Tuesday, 26 November 2013

Morgantina Treasure Loan to be Renegotiated?


Hugh Eakin ('Citing Inequity, Sicily Bans Loans of 23 Artworks', NYT November 26, 2013) signals an upcoming problem over the Morgantina Treasure, a rare ensemble of Hellenistic silver that was returned to Sicily in 2010 by the Metropolitan Museum of Art as part of an earlier restitution agreement in 2006 accord between the Met and the Italian culture ministry.

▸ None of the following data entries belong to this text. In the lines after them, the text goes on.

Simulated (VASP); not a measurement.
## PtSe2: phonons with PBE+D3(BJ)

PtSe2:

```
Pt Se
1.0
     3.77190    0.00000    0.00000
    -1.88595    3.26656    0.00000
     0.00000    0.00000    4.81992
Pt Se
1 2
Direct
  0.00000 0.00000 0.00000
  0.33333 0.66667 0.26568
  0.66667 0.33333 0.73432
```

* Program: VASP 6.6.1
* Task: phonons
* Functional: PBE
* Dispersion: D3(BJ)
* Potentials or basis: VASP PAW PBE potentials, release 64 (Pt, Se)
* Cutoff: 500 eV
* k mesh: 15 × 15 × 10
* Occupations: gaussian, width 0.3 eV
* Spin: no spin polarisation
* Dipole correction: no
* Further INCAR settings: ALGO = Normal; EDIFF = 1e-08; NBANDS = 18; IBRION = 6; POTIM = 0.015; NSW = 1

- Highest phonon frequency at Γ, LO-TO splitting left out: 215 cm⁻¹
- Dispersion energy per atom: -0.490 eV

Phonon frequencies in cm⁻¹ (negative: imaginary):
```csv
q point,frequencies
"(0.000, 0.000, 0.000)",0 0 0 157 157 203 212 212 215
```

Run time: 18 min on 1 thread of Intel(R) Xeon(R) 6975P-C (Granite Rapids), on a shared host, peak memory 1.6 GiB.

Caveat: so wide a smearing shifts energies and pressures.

In exchange for turning over to Italy and Sicily 21 disputed antiquities, the Met has received a series of loans from Italy “of equivalent beauty and artistic/historical significance.”[...]  the Morgantina silver, was [to be] subject to a continuing loan arrangement and is supposed to return to the Met for four years in 2014. Harold Holzer, a spokesman for the Met, said that the loan of the silver would take place when the Met returns other material borrowed from Italy. But in an email on Tuesday, Mariarita Sgarlata, Sicily’s highest cultural official, said that Sicily hoped to modify the terms of the silver loan. “At the moment, we are looking for an alternative solution to propose to the Met, one that would be mutually advantageous to Sicily and the New York museum.” Asked about that statement, Mr. Holzer said, “We have not received any notification from Sicily and we will review any such proposal with an open mind.” Malcolm Bell III, an archaeologist at the University of Virginia who is co-director of excavations at Morgantina, a site near Aidone, Sicily, from which the silver is believed to have been looted, said: “The flaw in the agreement, from the Sicilian point of view, is that during the period when the silver goes back to New York, there is nothing in its place at the little Aidone museum. But when the silver is in Sicily, Italy must lend the Met works of equal beauty and value.”